On the right you can just about see the dotted primary mirror. So, with that job done, collimation was going to be much easier. One starts with the secondary. Steve loosened the 3 collimation screws on the secondary and screwed the middle screw to shift the secondary into a more central position. He then collimated the secondary ( don't ask me how ) and asked me to turn the primary collimating screws until we had the primary roughly collimated. He told me that once the secondary was fixed I probably wouldn't have to tweak it any further, whereas the primary would need collimating probably every time I put the tube in the car.

After an hour, we decided that the clouds were going to allow us a quick peek at some stars. So with Lyra directly overhead, we split the double double and zoomed in on the ring nebula with the 10mm. The next night I looked at Jupiter's belts and Saturn's Cassini division at 2 in the morning with my 4mm ( 300x magnification ). The scope seemed to be performing much better, and I could see the point in having a 4mm eyepiece now ! The next day I collimated my primary, with my girlfriend rotating the screws as I looked through the focuser until the dot was centered. Steve and I had roughly collimated directly observing the stars, and the scope had been in the car since, so that would explain why the dot was off centre. The 4mm was getting better and better, and the 10mm was giving superb views !

Collimating Eyepiece from Orion, USATwo weeks on : I have seen several bands on Jupiter, and the Cassini division on Saturn's rings was very crisp indeed, even with the 4mm lens. I also saw a band on Saturn, and what seemed like several moons other than Titan. I also tried splitting the double Alpha Andromeda ( previously Delta Pegasus ) but cannot draw any conclusions from what I saw. Obviously the Planets are easier targets to centre and pinpoint on the 4mm eyepiece. Using a 4mm 4 eyepiece is a question of stepping up the eyepiece from 25 to 10 to 4 mm at a time. I now have a cross hair collimator by Orion ( the U.S. firm this time ! ) and have tried collimating myself. I am still not an expert, but I have made a start on being self sufficient. I can confirm the outline of the secondary is hard to centre because it is so big, and the 3 primary mirror clips only just fit into the secondary. Moving the focuser in and out at several stages may help to bring certain outlines into view. I would encourage people to experiment ( albeit carefully ) with collimation, because it makes a huge difference to the results.

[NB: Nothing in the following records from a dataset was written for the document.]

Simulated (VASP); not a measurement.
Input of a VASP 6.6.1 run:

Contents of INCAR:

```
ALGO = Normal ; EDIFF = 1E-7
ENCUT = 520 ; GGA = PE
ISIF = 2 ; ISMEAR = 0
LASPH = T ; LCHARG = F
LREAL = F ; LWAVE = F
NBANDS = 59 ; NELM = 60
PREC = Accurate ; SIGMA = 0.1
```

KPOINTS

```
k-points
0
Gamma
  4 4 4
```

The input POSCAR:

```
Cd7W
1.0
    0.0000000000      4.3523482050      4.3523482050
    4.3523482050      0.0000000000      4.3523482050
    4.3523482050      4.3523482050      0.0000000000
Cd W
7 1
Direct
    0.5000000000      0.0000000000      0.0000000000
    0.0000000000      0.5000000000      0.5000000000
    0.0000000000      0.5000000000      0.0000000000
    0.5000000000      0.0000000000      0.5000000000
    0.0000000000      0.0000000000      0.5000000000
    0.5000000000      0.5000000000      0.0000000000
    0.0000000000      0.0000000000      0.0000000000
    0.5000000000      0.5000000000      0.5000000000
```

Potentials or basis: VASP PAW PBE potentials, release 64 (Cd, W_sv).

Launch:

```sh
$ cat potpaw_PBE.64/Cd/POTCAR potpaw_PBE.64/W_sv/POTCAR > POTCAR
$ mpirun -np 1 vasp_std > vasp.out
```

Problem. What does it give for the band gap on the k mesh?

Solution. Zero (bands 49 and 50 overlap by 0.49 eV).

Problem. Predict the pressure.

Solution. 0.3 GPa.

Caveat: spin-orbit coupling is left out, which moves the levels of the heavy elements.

Polar scope. Left : the Polar axis scope. This has a little red torch light to show up the readings inside and looks really cool ! I'm sure I'll learn to polar align my scope soon with practice, but for the moment I just point the polar axis roughly towards Polaris. I did set the altitude graduation to 51° North, the latitude of Bristol, UK, where I live. Polar alignment is explained on page 11 of the manual. The manual ( mostly for the GP mount ) can be viewed from Vixen's site.

Internet Links : Here is a link to a page with many links to collimation articles. It contains better articles on the net about collimation, ( for example Mel Bartel's page ). Tectron Telescopes sell a popular set of tools for collimating, and I'm hoping they'll send these along with their handbook when they get back from their Star parties ! There's also a good book on star testing called "Star Testing Astronomical Telescopes" by Suiter, 9.00" by 6.00", 376 pages, published 1994, hardbound, 2 Lbs., 9 Ozs. ship wt., $24.95. 

Conclusion : The telescope was harder to come to grips with than I had realized, but I'm pleased I have got this far. I am not planning any astrophotography. I would recommend the DX mount for this. Also, I think I am not going to motorize or computerize the scope, although I know I could do that at any stage in the future. Besides, I like finding my way around the stars on my own. I would like to thank Orion Optics for selling me a very nice piece of equipment, Steve South for his expertise and all those who wrote emails and posts to helped me get started with Halley ! . By the way ; where is Halley's comet right now ?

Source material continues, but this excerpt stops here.